The long-running tug-of-war over Camp David, the former headquarters of the Full Gospel Mission Fellowship near Waipara, could be drawing to a close.
A date has been set for a settlement conference in the High Court at Christchurch in which parties will lay claim to a share of the spoils of the 48ha property in the heart of Waipara's wine-growing area.
If the November 29 conference fails to resolve issues between followers of the late Douglas Metcalf who have left the camp and those still living or working within the fort-like structure, the matter could go forward to a formal High Court defended hearing.
Maria Squires, who with about 80 former members petitioned the trustees of the Full Gospel Mission Fellowship Trust in 2002 to have the property sold, said yesterday the development would at last give former members a forum to formally stake their claim.
The petitioners thought their fight had ended when the fate of Camp David was put in the hands of the High Court, which in February 2004 appointed Trustees Executors Ltd as the trust's sole trustees.
But after making little progress, Trustees Executors Ltd gave notice to potential claimants that it had applied to the High Court to determine whether anyone was entitled to receive property from the trust.
The court then appointed two lawyers, one to represent the former members who had left the property and one for about 20 people still living or working within Camp David who believe the property should not be sold.
The settlement conference comes three years after the former members petitioned the Full Gospel Mission Fellowship Trust to sell so they could bring closure to a period of their lives that left many troubled.

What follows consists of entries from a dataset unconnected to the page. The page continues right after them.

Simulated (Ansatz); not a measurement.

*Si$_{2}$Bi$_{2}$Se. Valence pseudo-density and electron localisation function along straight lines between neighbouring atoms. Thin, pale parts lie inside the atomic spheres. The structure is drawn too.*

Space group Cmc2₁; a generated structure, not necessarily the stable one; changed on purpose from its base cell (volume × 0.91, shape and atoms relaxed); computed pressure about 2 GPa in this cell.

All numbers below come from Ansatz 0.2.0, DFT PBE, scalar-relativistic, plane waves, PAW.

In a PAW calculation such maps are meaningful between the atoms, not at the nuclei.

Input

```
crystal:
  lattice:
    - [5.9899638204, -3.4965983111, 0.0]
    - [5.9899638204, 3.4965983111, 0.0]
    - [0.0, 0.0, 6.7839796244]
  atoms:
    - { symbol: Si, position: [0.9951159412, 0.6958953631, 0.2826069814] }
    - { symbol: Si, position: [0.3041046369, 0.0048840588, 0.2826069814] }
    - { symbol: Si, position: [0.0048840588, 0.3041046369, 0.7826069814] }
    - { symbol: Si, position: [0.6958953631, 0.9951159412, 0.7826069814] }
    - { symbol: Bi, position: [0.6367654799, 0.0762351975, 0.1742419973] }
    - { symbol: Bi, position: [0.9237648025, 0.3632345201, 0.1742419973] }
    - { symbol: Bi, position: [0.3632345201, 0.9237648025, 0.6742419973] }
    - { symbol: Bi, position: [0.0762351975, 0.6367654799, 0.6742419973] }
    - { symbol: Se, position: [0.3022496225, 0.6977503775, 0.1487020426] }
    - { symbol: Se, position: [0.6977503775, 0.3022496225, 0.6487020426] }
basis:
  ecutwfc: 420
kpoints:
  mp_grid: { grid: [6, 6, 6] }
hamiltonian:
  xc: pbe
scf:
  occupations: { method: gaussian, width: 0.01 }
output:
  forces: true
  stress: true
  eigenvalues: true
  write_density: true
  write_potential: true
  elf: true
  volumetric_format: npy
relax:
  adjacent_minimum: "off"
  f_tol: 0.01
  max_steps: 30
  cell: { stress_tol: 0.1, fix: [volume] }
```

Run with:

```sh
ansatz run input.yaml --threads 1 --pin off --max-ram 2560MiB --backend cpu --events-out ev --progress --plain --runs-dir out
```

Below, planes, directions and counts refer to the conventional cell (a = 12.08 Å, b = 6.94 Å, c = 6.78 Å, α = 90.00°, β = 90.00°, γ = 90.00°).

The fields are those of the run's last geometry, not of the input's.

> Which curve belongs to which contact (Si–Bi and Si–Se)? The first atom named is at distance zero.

The group said that although they had left the camp they still held a stake in the property to which they had contributed all the cash they had earned, some for more than 20 years.
The group feared a new religious sect was rising from the ruins left after revelations in 1995 that Metcalf, who died in 1989, was an adulterer.
The tug-of-war has come at a cost, with a 180ha property at Murchison already sold to help fund the battle.
The religious cult was set up in the 1970s. In its heyday it had several hundred followers, many of whom camped or were housed on the site.